The below steps all assume you have installed Docker. I used the Kitematic tool for OSX, and it worked great. Everything is mapped to your "localhost" domain name.
-
Let's Set up Zeppelin
I am using this Docker image https://github.com/dylanmei/docker-zeppelin to fire up Zeppelin and Spark. Note, it's slow cause there is so many processes (Spark Master, Spark Worker, Zeppelin) to start! This is now up to Zeppelin 0.7.0
docker run -d --name zeppelin -p 8080:8080 dylanmei/zeppelin
-
Exercise 1: It's like Tableau, only cheaper!
Making a JDBC Query to MySQL from Zeppelin. I was using the database behind Quepid.com, which I had a dump. You will need to substitute your own MySQL database!
-
Environment Configuration
- Use Sequel to create a empty database called
Quepid
- Use Sequel to suck in the Quepid data file.

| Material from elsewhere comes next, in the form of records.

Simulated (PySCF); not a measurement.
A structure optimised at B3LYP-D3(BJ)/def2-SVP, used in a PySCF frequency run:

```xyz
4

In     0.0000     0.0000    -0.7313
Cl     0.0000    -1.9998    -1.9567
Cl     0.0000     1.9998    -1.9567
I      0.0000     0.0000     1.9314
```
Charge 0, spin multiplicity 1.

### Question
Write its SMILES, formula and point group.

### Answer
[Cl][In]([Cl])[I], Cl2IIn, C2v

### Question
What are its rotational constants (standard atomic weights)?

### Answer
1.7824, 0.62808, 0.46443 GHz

- Use Sequel to create a empty database called
-
Set up the MySQL JDBC connection in Zeppelin. Edit the
jdbc
interpreter and add the Mysql jar from Maven repo, and the settings.mysql:mysql-connector-java:5.1.38 quepid-db.driver=com.mysql.jdbc.Driver quepid-db.url=jdbc:mysql://192.168.99.100:3306/quepid quepid-db.user=root quepid-db.password=password
-
Make a Query
%jdbc(quepid-db) SELECT c.caseName, count(1) as count_queries from `case` c, query q where c.id = q.case_id group by c.id
-
Play with the settings
- Try out the sorting features built in.
- Try out the counts, moving them around. Do
count_queries
for key andcaseName COUNT
for values
-
-
Exercise 2: Now lets jump up to querying something more interesting, Solr!
Walk through connecting Zeppelin to Solr via JDBC using Streaming connection.
-
Environment Configuration
Background info on setting up a SolrCloud cluster (required for Streaming) at https://github.com/docker-solr/docker-solr/blob/master/Docker-FAQ.md#can-i-run-zookeeper-and-solr-clusters-under-docker
docker run --name zookeeper -d -p 2181:2181 -p 2888:2888 -p 3888:3888 jplock/zookeeper echo stat | nc 192.168.99.100 2181 docker run --name solr1 --link zookeeper:ZK -d -p 8983:8983 \ solr:6 \ bash -c '/opt/solr/bin/solr start -f -z $ZK_PORT_2181_TCP_ADDR:$ZK_PORT_2181_TCP_PORT' docker run --name solr2 --link zookeeper:ZK -d -p 8984:8983 \ solr:6 \ bash -c '/opt/solr/bin/solr start -f -z $ZK_PORT_2181_TCP_ADDR:$ZK_PORT_2181_TCP_PORT' docker exec -i -t solr1 /opt/solr/bin/solr create_collection \ -c techproducts -shards 2 -p 8983
docker exec -it --user=solr solr1 bash -c "/opt/solr/bin/post -c techproducts /opt/solr/example/exampledocs/*.xml"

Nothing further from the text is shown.